How to pronounce Worcestershire sauce?

Hah! Whenever any of my friends mangle the pronunciation of that town, I ask them how they pronounce the sauce. Most everyone gets it right then.

But to pronounce the name of the sauce correctly, you have to know that shire = shur (or sheer, as I say it). If you’ve never seen the word before, you probably wouldn’t know.

So how do you say Gilbert?

That’s easy, it’s “jile-bahrrrrhhh”, and you have to breathe out at the end.

As a British person I have always said “wooster sauce”. Famously, the sauce was invented by a man called Ralph Cocking-Fetherstonhaugh from the town of Cholmondeley in Cheshire.

Really, there’s nothing tricky about English pronunciation.

Oddy, pronounced as “leeanperins.”:wink:

I say something like “woost-uh-sure.”

Whatsthishere sauce

Double-u sauce.

But this is rooster sauce…

The Belvoir Hunt’s always been able to raise a smirk in a certain type of Englishman.

The wiki seems to suggest both Wooster and Woostershuh are correct. I/every Brit I have ever heard refer to it call it Wooster sauce, or Woostershystershustershire sauce if we’re being facetious or mocking our colonial cousins abroad.

So I’m not the only one! Only I’m not mocking anyone when I do it.

Addg. to Bugs Bunny, it’s “WOOST-uh-shist-ush-shest-er-shire.” So that’s how I pronounce it.

In our house it is WOOST-er-she-er-shier-shoo-er shaush. Or the meatloaf sauce.

As do I.

“Fetherstonhaugh” which is of course pronounced “Fanshaw.” Which is just cheating at Scrabble.

Wooster rhymes with Rooster.

In my house we pronounce it:

Whur-shesh-tesh-tush-tesh-tish-tire-shire sauce.
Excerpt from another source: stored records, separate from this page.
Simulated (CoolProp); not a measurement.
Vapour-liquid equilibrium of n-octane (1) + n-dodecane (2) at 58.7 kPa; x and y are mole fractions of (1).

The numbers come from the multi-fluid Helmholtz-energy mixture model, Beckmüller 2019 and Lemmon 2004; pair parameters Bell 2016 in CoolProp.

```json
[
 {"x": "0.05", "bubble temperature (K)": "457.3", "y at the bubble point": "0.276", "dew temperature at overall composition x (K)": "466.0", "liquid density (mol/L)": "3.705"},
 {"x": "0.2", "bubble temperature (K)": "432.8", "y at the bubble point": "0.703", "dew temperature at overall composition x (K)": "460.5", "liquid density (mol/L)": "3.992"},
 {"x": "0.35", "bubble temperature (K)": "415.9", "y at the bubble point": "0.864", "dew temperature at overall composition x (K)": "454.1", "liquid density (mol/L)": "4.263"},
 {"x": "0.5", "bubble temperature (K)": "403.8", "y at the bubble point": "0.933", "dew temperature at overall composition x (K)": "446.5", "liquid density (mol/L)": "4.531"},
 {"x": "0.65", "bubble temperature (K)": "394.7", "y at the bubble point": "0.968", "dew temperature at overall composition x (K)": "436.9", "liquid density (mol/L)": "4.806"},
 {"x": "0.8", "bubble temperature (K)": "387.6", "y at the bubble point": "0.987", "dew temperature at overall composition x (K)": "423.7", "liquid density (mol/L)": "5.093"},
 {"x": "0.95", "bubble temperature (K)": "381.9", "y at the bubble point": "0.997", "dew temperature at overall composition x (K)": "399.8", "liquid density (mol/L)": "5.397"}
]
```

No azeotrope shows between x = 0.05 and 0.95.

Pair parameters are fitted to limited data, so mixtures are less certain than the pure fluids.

But Worcester doesn’t. It’s pronounced wooster, where ‘oo’ is pronounced like ‘look’, not ‘loot’. That’s the Worcester around here. Don’t know how they pronounce it other places.

Woosta-shear.

You leave off the entire end of the word?

Perhaps if there were such a word as 'Wooster" it would, but not Worcester.